Seize the day
  |  First Published: December 2008

The Summer ocean pattern should begin tokick into gear this month but it might take a bit of suitable weather to get everything into proper alignment – and those who can take advantage of things when they happen will benefit.

Although the East Australian Current can flow strongly reasonably close to the coast this month, the effect of Cape Byron can mean inshore waters southwards can be quite cool at times. During a horrendous 40° plus Christmas heatwave a few years ago, the surf at Evans Head was a goose-bumpy 17.6°, thanks to the cold upwelling that occurred when the current hit the cape and eddied away clockwise.

Although it contains all sorts of nutrients which benefit the lower elements of the food chain, that cold upwelling turns away all the warm-water species heading south on the current and we have to make do with the type of water that’s been hanging around for months.

A few days of southerly weather can bring that current close to shore for a day or two and it’s then the opportunity arises to enjoy a brief early run of pelagics.

If there’s a run of small spotted mackerel it will be in these conditions, especially if sardines or anchovies are about. The same bait can also bring in good tailor, kingfish, mackerel tuna and maybe even a striped tuna or small billfish.

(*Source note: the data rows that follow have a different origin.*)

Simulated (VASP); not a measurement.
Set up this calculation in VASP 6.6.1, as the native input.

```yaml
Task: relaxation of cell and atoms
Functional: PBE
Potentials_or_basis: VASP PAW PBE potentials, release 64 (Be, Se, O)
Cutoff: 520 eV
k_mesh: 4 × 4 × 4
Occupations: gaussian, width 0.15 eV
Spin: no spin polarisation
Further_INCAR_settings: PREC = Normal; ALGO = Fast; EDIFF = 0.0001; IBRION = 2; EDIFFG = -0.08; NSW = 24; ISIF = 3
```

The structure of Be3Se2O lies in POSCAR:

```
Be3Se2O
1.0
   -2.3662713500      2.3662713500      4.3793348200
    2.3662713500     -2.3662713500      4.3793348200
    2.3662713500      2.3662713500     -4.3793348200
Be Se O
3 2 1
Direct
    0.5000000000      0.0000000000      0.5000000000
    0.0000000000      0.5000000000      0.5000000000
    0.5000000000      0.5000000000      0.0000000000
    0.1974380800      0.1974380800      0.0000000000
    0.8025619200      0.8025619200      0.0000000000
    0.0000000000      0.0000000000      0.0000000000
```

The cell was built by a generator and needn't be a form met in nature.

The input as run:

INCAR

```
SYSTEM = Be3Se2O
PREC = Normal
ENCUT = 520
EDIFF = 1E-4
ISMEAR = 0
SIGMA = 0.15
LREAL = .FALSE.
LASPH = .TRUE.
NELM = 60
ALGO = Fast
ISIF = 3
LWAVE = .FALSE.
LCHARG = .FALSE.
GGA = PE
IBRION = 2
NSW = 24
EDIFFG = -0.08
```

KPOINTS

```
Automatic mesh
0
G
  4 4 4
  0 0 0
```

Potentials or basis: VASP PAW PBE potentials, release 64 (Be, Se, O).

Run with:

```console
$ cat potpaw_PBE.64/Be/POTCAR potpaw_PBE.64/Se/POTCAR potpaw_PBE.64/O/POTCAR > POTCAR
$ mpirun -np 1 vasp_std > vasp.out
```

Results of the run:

But it takes only a couple of days of north-easterlies for the inshore water to cool off again, so if the water is clear to blue after a southerly blow, get out there and enjoy it while you can.

The same bait-filled, warm water can also bring the tailor to the beaches and amp up the bream, dart and whiting until the surf cools again. At least the warm water will see the last of the salmon leg it (fin it?) south.


The rivers should be more consistent.

Whiting are already making their mark in the lower to middle sections of the Richmond, Evans and Brunswick and should hit a feeding peak on the big early-morning high tides this month.

These strong fish can feed well in even quite strong tidal flow. Many of the Richmond experts who bait up with bloodworms prefer these big tides, anchoring their baits on long traces with heavy ball sinkers at places like Keith Hall, Pimlico and below the Burns Point ferry.

The same high tides allow poppers and surface walkers to be worked right up to the mangrove edges and along the tops of the rock walls for bream. Even the shallowest sand flats and seagrass beds will also produce whiting on poppers at the top of the tide.

Flathead should also be high on the agenda with spawning females in the lower reaches with their attendant males and school-size fish farther upstream.

Remember, it doesn’t take much to knock around the local spawning population by taking fish over 70cm, even though DPI Fisheries allows one per day. It takes only a handful of ego-trippers consistently donging big flatties to really dent the numbers of baby flathead in following seasons.

The good news is that after a couple of lean years there appears to have been a good recruitment to the local mulloway population. I’d say that enough adult jewies survived the January fish kill to head offshore and breed, or that they had done so just beforehand.

Tonnes of baby mulloway under 10cm long were killed by crews trawling school prawns inshore in early autumn but it seems the survivors have entered the estuaries in numbers. There have been thousands of ‘soapies’ encountered heading upstream so let’s hope that water quality in the Richmond remains good enough over the summer to support them and allow them to prosper.